One of the most common types of decorative and applied arts of the Tajiks is zarduzi goldwork. The art of golden-stitch embroidery in Tajikistan has deep roots. It flourished during the reign of the founder of the Tajik nation, Ismail Somoni, and was considered an official court art. His court enjoyed artfully embroidered blankets from silk fabrics and rich curtains and tents embroidered with gold. Gold embroidery was used on silk, on fabrics made from monochrome velvet, as well as on leather and fur. Male and female clothes were richly decorated with gold embroidery as well.
Tajiks used three types of gold embroidery:
1. Zarduzi (embroidery with a stencil)
2. Zaminduzi (embroidery on smooth surface without stencil)
3. Bireshimduzi (embroidery using gold and silk threads)
In gold embroidery, there are basically two types of ornament: floral and geometric, with all sorts of variations. Each element of the pattern has its own name and often serves as an amulet. Gulduzi is an ornament, created on the basis of the drawing applied to the material. This style is one of the most difficult in gold embroidering. Gulduzi embroidery was used in robes, chapan jackets, shoes for the bride, boskat, skullcaps, horse attire. Gold and silver threads were used. Due to its splenduor and high cost of materials, gold embroidery was an official court art designed to serve the needs of the Emir’s court and the nobility. By order of Emir and his court, men’s clothing, embroidered with gold, was made and included gowns, camisoles, uniforms, trousers, shoes, belts, hats, and even horse cloth. Decorative elements included oftob (sun), bulbul (nightingale), guncha (buds), sadbarg (rose), gulshan (flower garden), chashmi bulbul (eye of nightingale), and mavj (wave).

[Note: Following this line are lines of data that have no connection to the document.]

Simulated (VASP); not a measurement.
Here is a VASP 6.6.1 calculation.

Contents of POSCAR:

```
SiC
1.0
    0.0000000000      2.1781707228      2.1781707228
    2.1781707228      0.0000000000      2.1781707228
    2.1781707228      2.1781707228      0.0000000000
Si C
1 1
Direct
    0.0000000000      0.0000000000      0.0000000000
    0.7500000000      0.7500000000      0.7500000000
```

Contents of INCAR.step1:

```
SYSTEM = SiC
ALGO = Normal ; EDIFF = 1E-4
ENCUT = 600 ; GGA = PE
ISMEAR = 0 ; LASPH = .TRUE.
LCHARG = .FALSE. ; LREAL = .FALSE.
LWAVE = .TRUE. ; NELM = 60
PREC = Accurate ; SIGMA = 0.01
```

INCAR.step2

At present, with the revival of national traditions and handicrafts, gold embroidery is gaining new life. Gold embroidered men’s robes became an obligatory part of groom’s wedding outfit. They are worn in special occasions and are presented to honorable guests. Women’s short and long waistcoats and gold-embroidered skullcaps are widespread. Golden-stitch embroidery is used to decorate shoes, belts and handbags. Now this kind of art is mainly produced by women. As before, the basis is a smooth surface velvet of bright colors, which gives the products special efficiency.
Mukarrama Kayumova and her students, embroiderers Karimova Surayo, Khasanova Dilbar and Kurbonalieva Lutfiya, have all played vital role in training and upbringing new craftsmen and the revival of gold embroidery in Tajikistan. Their embroidered women’s and men’s robes, camisoles, ritual suits of bride and groom, skullcaps, shoes and interior décor items received state awards and entered the book Golden Fund of Tajikistan.
zarduzi – gold embroidery (two kinds of thread – golden and white, used in finishing velvet); zaminduzi (multi-colored ornamentation, pattern all over the fabric); gulduzi (ornament is created on the basis of the pattern drawn on the fabric) This embroidery is used for gowns, chapans, shoes for the bride, boskat, skullcaps, horse attire and is most often used in modern gold-stitch embroideries.
Mainly used techniques are zarduzi-zaminduzi (full embroidery of the background with gold) and zarduzi-gulduzi (patterned floral embroidery). In addition, zarduzi-gulduzi-zaminduzi (combined embroidery technique), zarduzi-berishimduzi (embroidery where motifs stitched with silk alternate with gold patterns), and zarduzi-pulyakchaduzi in which gold embroidery is combined with sewn sequins.